Three Ways to Web Scrape a Page With Python…

MB
The Startup
Published in
6 min readSep 28, 2020

--

It hurts my heart a little to realize that Jerry Maguire came out in 1996. Maybe if the movie was created today 40-somethings all over the world would shout the mantra, “SHOW ME THE DATA!” .

If you are a data scientist looking for data, there are only so many free resources to download before you realize that you need to learn how to scrape web pages.

Before we start, let me state that web scraping should be done responsibly with as minimal impact as possible to the host servers, and we all should be respectful of others creative work and copywrited content. Be sure to read the robot.text file of web sites to understand what is, and is not allowed, and stick with the rules. That said, lets learn three different ways to scrape a page in python with minimal dependencies.

1. Pandas

This is the no-brainer. When I find a table on a website begging to be scrapped, my first attempt is always to throw pandas at it.

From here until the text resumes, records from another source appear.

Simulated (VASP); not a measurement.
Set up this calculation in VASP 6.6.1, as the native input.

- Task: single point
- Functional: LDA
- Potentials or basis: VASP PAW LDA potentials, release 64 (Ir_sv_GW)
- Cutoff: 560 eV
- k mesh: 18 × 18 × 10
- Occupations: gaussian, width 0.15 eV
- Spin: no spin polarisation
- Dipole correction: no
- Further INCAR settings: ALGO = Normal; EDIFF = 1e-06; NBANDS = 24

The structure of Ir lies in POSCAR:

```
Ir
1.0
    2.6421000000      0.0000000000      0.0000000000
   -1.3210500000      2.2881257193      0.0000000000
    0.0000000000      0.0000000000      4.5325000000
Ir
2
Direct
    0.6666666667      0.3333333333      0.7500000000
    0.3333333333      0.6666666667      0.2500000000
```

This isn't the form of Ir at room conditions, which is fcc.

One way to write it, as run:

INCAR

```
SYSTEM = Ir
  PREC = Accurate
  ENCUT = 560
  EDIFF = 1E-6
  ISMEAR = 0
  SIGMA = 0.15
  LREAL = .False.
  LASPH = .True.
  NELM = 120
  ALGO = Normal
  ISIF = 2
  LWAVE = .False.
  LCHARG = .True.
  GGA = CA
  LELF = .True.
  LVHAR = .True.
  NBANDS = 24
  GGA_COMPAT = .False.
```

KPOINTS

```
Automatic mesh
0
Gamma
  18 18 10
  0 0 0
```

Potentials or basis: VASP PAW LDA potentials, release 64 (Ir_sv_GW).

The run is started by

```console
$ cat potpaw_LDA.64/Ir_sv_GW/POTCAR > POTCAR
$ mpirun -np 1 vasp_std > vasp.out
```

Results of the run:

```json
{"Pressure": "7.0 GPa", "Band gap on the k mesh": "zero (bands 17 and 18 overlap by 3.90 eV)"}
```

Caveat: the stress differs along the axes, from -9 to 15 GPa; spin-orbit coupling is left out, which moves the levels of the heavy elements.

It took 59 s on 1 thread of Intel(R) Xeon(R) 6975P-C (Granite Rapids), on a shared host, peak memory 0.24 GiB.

To practice, we are going to use the table page on webscraper.io, a site for testing your webscraping scripts. Here is a screenshot of the data we will be scraping. In this example we will be trying to grab the second table with idex 4–6.

To scrape a page with pandas, simply read the url into a pandas data frame:

import pandas as pdurl = 'https://webscraper.io/test-sites/tables' 
df = pd.read_html(url)
print(df[1].head())

And just like that, we have scraped the data we wanted. Note that when you scrape a web page with pandas, the tables are brought back as data frames in a list. Thus we need to iterate through df to find the correct table. Looking at the web page, we can make a logical guess that it will be df[1].

Web scraping really doesn’t get easier than that, unfortunately not every table you find on the web will be able to be scraped with pandas. On to the next level…

2. Requests and BeautifulSoup:

In my mind, this is where any Pythonista should start when learning to scrape websites. There are several more sophisticated alternatives when you are ready to crawl web sites, but for starting out this is a great library. Start by installing Requests and BS4 if you haven’t already:

pip install requests bs4

Simple enough, now we use requests to obtain the pages html code and BeautifulSoup out of bs4 to parse the page:

import requests
from bs4 import BeautifulSoup
url = 'https://webscraper.io/test-sites/tables'
page = requests.get(url).text
soup = BeautifulSoup(page, 'html.parser')

Now we have options. We can take a look at the html by simply calling soup or we can take a look at our page and inspect the tags of elements of interest.

Looks like we need to pull <table>, <tr>, and finally <td> to get at our data. Lets get <table class=”table table-bordered”> first:

# get the tables first
tbls = soup.find_all('table', {'class': 'table table-bordered'})

Now if we look at the length of tbls we find that it is 4. We have obtained all 4 tables on the page in a few lines of code. Lets get the data out of it next:

tr = tbls[1].find_all('tr')

This code simply grabs all the data in the first <tr> tag which includes all of our ‘table header’ data. Now we can use list comprehension to get all the text from our table to include the column names.

data = [d.text for d tr]

Printing “data”, we see that we now have a list of strings.

Lets drop off the first and last “\n” for each string and then split on all the other Line Feed characters (\n):

data = [d[1:-1].split('\n') for d in data]

Now make a data frame:

df = pd.DataFrame(data[1:], columns=data[0])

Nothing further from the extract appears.